How to take control of your work overload
Expectations for employee productivity seem to continually be on the rise. As expectations move from being high to unrealistic, the resulting stress can be unhealthy, unproductive and fairly unpleasant for everyone in the office. Here are a few helpful hints on how you can take control of your work overload.
Hint no.1: Take a look at the big picture
Before you start stressing and telling yourself and everyone around you how much work you have to do, step back and look at the big picture. Are there external factors that are playing into your stress level? Is it just you or are other people in the department or company feeling overwhelmed? If there are no external factors and coworkers appear to managing their stress levels, you may need to decide if you are up for the challenge your current job has set for you - and if not, you might need to seriously consider changing jobs. Having the big picture in mind will give you a better sense of where the problem actually lies.
Hint no.2: Do some problem solving
Once you have a clear idea of where the problem lies you need to think about how this problem can be solved. Does it require a change in your work processes or how you are prioritising tasks? Does it lie in your ability to delegate? Can you identify some projects that you are spending a majority of your time on but that aren't producing results? Again, figure out whether you are looking at a personal problem or one that is affecting everyone who is working around you. Maybe the solution lies in a departmental re-structure or tasks and responsibilities.
Hint no.3: Record your time
Even if it is not normal procedure to record your time for the various tasks you have - do it anyway. This will help you to fully understand where the majority of your time is being spent (and maybe wasted). It will also provide a realistic evaluation of your time that can be used as verification for your manager or human resources if asked about your level of production. Don't focus only on over-time, but where all of your time is being spent.

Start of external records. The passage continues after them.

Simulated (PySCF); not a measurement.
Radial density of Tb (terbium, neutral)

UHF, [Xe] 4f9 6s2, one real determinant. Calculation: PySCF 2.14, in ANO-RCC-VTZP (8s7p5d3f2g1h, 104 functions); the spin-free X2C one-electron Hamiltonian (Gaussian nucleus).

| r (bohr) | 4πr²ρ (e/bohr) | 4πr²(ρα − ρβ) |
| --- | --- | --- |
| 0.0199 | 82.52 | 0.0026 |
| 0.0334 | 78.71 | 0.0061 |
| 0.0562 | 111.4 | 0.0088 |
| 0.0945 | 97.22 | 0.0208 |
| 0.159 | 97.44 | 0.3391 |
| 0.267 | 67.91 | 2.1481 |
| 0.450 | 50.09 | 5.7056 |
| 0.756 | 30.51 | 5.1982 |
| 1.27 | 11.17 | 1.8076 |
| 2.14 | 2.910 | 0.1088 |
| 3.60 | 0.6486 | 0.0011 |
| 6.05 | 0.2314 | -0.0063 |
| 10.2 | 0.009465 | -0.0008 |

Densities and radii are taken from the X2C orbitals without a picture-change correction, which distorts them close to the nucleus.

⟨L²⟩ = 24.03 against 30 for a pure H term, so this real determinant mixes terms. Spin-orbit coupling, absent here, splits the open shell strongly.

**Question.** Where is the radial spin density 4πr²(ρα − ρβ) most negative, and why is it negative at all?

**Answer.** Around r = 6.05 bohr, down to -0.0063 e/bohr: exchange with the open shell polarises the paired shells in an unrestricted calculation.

Hint no.4: Communicate with your manager
Managers cannot read minds. Approach your boss with an empathetic approach. Try to find out what kind of pressure they are under that has caused them to set such unreasonable targets. Refuse to feel guilty and be assertive - as long as you have the evidence to prove that you are being overworked. Don't start with 'I can't do this anymore,' but try something like, 'I know that you want more but there is a problem that I would like to discuss with you,' and set out all of the problems that you have identified. Put it in a factual way and propose a solution - but also be clear on any potential consequences if you are unable to get the help you need.
Hint no.5: Take care of yourself
Food, sleep and exercise are top priorities if you want to perform at your best. Put these elements above everything else. If your body is not at its best, then your mind won't be at its best, and you will be more unproductive than if you had taken that hour at lunch to get some exercise and fresh air.